Yesterday a giant statue of Michael Jackson in military armour was floated up the Thames in central London to mark, with the modesty and sense of proportion for which these occasions are renowned, the launch of the singer's new album, HIStory: Past Present and Future. Jackson himself was absent, but he doesn't need to be around to cause a stir, nor even present in massively inflated form. A more modest, cardboard version of the statue, positioned recently in the windows of Epic Records in London, has, a receptionist there said, drawn tourists with cameras. He's back, then, and the madness can start again.

HIStory contains Jackson's first recordings since he settled out of court over those allegations of child molestation. These are also his first pieces of music since he married Elvis Presley's daughter last year. This would have been an eventful and interesting period in anybody's life, and speculation has raged for months about how it might inform Jackson's comeback album. Now we know, though you'll have to buy two CDs to find out. The new one (subtitle, History Continues) is packaged with History Begins, a selection of 15 greatest hits, re-mastered to sound slightly crisper, so long as your hi-fi is up to these kinds of distinction.

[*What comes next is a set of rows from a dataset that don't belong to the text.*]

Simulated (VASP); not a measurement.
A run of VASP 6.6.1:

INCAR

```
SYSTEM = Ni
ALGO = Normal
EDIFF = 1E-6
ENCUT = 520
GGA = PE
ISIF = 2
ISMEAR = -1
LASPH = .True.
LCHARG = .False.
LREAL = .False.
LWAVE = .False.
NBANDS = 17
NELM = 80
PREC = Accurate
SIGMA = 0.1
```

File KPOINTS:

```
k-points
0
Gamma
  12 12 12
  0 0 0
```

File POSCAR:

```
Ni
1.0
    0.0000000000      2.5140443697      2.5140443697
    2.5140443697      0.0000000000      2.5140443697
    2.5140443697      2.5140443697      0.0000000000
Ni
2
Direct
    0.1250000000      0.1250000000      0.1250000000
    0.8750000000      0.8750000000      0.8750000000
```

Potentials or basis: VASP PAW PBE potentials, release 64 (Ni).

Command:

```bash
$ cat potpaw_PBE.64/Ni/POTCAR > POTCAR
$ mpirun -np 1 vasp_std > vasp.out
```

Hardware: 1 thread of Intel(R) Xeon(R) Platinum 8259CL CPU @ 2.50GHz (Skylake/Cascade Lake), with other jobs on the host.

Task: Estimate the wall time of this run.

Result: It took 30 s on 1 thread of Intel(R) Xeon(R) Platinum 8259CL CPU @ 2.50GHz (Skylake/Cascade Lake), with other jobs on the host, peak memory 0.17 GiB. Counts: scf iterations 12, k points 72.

Prior to yesterday's general release, journalists were allowed to hear the new half of HIStory only in strictly controlled laboratory conditions. Group listening sessions were arranged in a rehearsal room at the record company offices - a mini-drama of secrecy and paranoia which testified to the conviction of Epic Records, at least, that here was potentially flammable material, to be leaked with caution.

David Glew, the chairman of the Epic Records Group, announced in a press release that this was "an intensely personal record" and, by Jackson's standards, you would have to concede that it is. Up to now his writing has tended to centre on dancing, rarified love and fantasy scenarios seemingly clipped from comic-books. The new material (in particular "Scream", "They Don't Care About Us", "This Time Around", "DS" and "Tabloid Junkie", all sung at Jackson's most pent-up and throaty) does at least seem to feature things recognisably of this world.

Even so, it would be stretching things to claim that this album dealt openly with the Jordan Chandler case and all that followed. What the lyrics confront is rather the emotional residue of those events; which is to say anger, bitterness and a general sense of being hard done by which you may find hard to swallow coming from one of the wealthiest men in the world. "Jew me, sue me," he rants, "everybody do me". We are some way from "T-t-t thriller!"

The entire package could be very simply read as an enormously costly boat-steadying operation. That statue, which appears on the sleeve, was evidently inspired by the Monument to Victory in Volgograd, Russia (though, with its bluey-grey, moulded appearance, it has the possibly inadvertent effect of making Jackson look like something that fell out of the Rice Krispies). Initially it seems odd that one of the most lithe bodies in the history of dance should choose to develop an image of itself cast in clumsy stone. But on reflection, given what has gone on, maybe it's more expedient for Jackson to appear monolithic rather than physically louche right now.

The resumption of normal service continues in the thick accompanying booklet which contains pictures of Jackson with some well-connected pals - with the Clintons, Bill and Hillary, and with the Reagans, Ronald and Nancy, though not, oddly, with the Mice, Mickey and Minnie, with whom Jackson spent a lot of time round the launch of Dangerous. There are also lavish character references from the late Jacqueline Kennedy Onassis, Steven Spielberg and Elizabeth Taylor. This is impressive, though one wonders whether, if one was in the market for testaments to one's own uncomplicated worldliness, these would necessarily be the first people one would call on.

Musically, the album is considerably less hard work than the mostly noisy and ugly Dangerous. The three co-productions with Jam & Lewis are closest to that record in spirit - one-chord jams with tin drums and electronic bangs and crunches. Other tracks branch our further. "History" manages somehow to shift from sampled passages of military marching music into a sweet chorus which McCartney would have been chuffed with. Still, the proximity of those greatest hits serves to remind how much the distinctiveness in the way Jackson used to sound was down to the producer Quincy Jones, who worked on Off the Wall, Thriller and Bad. It's no surprise that HIStory's most blissful track - "Money", the rhythm track of which bumps gently against a fabulous bank of soft harmonies - harks directly back in both feel and chords to "Don't Stop 'Til You Get Enough".

Of course, one can quibble like this, but in the end, for anyone curious about Jackson this album is unmissable. Even its terrible moments tend to have a hilarious pay-load; like the lush, Elton John-like anthem "Earth Song", in which Jackson is moved to ask: "What about elephants? Have we lost their trust?" And like the richly strung "Childhood", in which Jackson impersonates Streisand doing "Evergreen". "It's been my fate," he sings, "to compensate for the childhood I've never known." Hard to believe this is a Jackson composition; it's bad enough to be a Lloyd Webber. But you would be sorry never to have heard it.

To wavering prospective buyers, one can only say: take the plunge. At least you'll get the old ones. You could try to ignore it, but there are cardboard statues the world over defying you to do so.